As a quick primer: when a PC client authenticates to a domain, the Kerberos Key Distribution Center (KDC) on the authenticating domain controller (DC) provides the client a Ticket Granting Ticket (TGT). This TGT gives the client the ability to request a service ticket from the KDC to access a service (for example, a file server). The KDC sends the service ticket to the client, encrypted with the hashed value of the service account’s password. The client passes the ticket to the service, which decrypts it and grants the client access to the service.

The krbtgt account functions as a service account for the KDC service. With control of the krbtgt account, attackers can create fraudulent TGTs to access any resources they want. This scenario is the essence of a Golden Ticket attack. If performed successfully, Golden Ticket attacks enable threat actors to impersonate any user. The attack is difficult to detect and can be used by threat actors to persist under the radar for long periods of time.

Launching the attack requires that the attacker has already compromised an account with elevated privileges that can access the domain controller. Every domain controller in the AD environment runs a KDC. Once they have access to the domain controller, the attacker can use a tool like Mimikatz to steal the NTLM hash of the krbtgt account.

With the krbtgt password hash in hand, the threat actor only needs the following to create a TGT:

  • Fully Qualified Domain Name (FQDN) of the domain
  • The domain’s Security Identifier (SID)
  • The username of the account they are targeting.

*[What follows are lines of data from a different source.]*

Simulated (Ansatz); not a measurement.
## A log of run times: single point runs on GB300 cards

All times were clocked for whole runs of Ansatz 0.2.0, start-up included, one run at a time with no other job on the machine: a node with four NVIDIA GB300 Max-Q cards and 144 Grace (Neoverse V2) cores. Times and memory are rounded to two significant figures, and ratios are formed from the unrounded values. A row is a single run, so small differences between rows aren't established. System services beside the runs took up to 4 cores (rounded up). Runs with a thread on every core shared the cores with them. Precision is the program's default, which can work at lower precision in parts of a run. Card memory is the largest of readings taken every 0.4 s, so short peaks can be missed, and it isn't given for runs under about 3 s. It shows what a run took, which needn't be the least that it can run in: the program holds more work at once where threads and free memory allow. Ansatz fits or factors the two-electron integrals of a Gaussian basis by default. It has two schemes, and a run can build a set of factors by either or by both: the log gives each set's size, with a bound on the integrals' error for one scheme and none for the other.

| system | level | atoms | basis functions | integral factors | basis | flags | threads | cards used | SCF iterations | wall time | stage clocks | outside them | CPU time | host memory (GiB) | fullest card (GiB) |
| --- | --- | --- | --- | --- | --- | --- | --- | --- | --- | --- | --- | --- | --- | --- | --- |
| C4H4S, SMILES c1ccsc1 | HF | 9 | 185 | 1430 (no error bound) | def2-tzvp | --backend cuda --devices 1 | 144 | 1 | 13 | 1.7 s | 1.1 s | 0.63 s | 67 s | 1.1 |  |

While TGTs are usually valid for 10 hours by default, an attacker can make the TGT valid for any length of time up to 10 years. For this reason, having a strategy to detect, mitigate, and remediate these attacks is critical.

Use basic security hygiene to guard against Golden Ticket attacks

Preventing Golden Ticket attacks starts with basic security hygiene. Adversaries cannot launch the attack without first compromising the environment, so organizations can start by implementing a layered defense to reduce the attack surface and raise the barrier to entry.

  1. Preventing credential theft: The first layer involves the prevention of credential theft. Blocking credential-stealing malware and phishing attacks is critical and should involve a mix of employee security awareness training as well as network and endpoint security. Eliminating common passwords from your directory by using a custom password filter such as Azure AD Password Protection will reduce the chance that a password spray attack will succeed. Any Mimikatz activity that is not being led by your organization’s Red team or an authorized pen tester is a clear sign that attackers have arrived.
  2. Keeping AD secure: The next layer involves raising the castle wall around AD itself. Because a Golden Ticket attack requires privileged access to a domain controller, implementing the principle of least privilege is crucial to keeping AD secure. AD teams should keep the number of user and service accounts with access to DCs to a minimum. Accounts with domain administrator or “replicating directory changes” permissions can be used to launch DCSync attacks, which enable the krbtgt hash to be stolen.
  3. Looking for forged tickets: Just like counterfeit dollar bills, forged tickets can be discovered by looking for unusual user behavior and then examining the ticket for telltale signs. For example, mistakes such as username and relative ID (RID) mismatches or alterations to the ticket’s lifespan might be indicators of malicious activity. Additionally, monitoring AD for unusual activity, such as changes to group membership, is also important.
  4. Using caution when changing the krbtgt password: One of the most common pieces of advice for addressing Golden Ticket attacks is changing the krbtgt password every 180 days. This shouldn’t be done casually, as it will temporarily cause Privileged Attribute Certificate (PAC) validation failures. The best method of updating the password is studying and running the krbtgt account password reset script (provided by Microsoft MVP Jorge de Almeida Pinto, this is a continuously updated reset script), which also allows organizations to validate that all writable DCs in the domain have replicated the keys derived from the new password hash. Changing the krbtgt password every 180 days is a best practice. However, AD teams should also consider changing it every time an employee who could create a Golden Ticket leaves the organization. Taking this action reduces the risk of a disgruntled former staffer using a forged ticket for malicious purposes. It’s important to remember that if a Golden Ticket attack is detected, the password will have to be reset twice to mitigate the attack. Why? Because the krbtgt account remembers the previous two passwords, so resetting the password twice is necessary to prevent another DC from using an old password to replicate with the affected DC. As a warning, changing the password twice before the password can replicate throughout the environment can disrupt network access, so take your time and be sure the first update has propagated to every DC.

Building a solid defense against Golden Ticket attacks

Mitigating and responding to a Golden Ticket attack is difficult. However, because these attacks can pave the way to widescale data theft and ransomware, factoring Golden Ticket attacks into your AD recovery and incident response scenarios is vital.

Take care to ensure that the extent of the attackers’ activity has been determined before rebuilding affected systems and resetting accounts, thus letting the actor know that you’ve detected their activity. Ensure you have an offline backup and ideally a recovered, isolated forest so that if the actor detonates the ransomware payload, you still have a viable AD forest. Only by fully understanding the damage done can organizations be sure that they have completely closed the door on the attackers and prevented them from maintaining a foothold.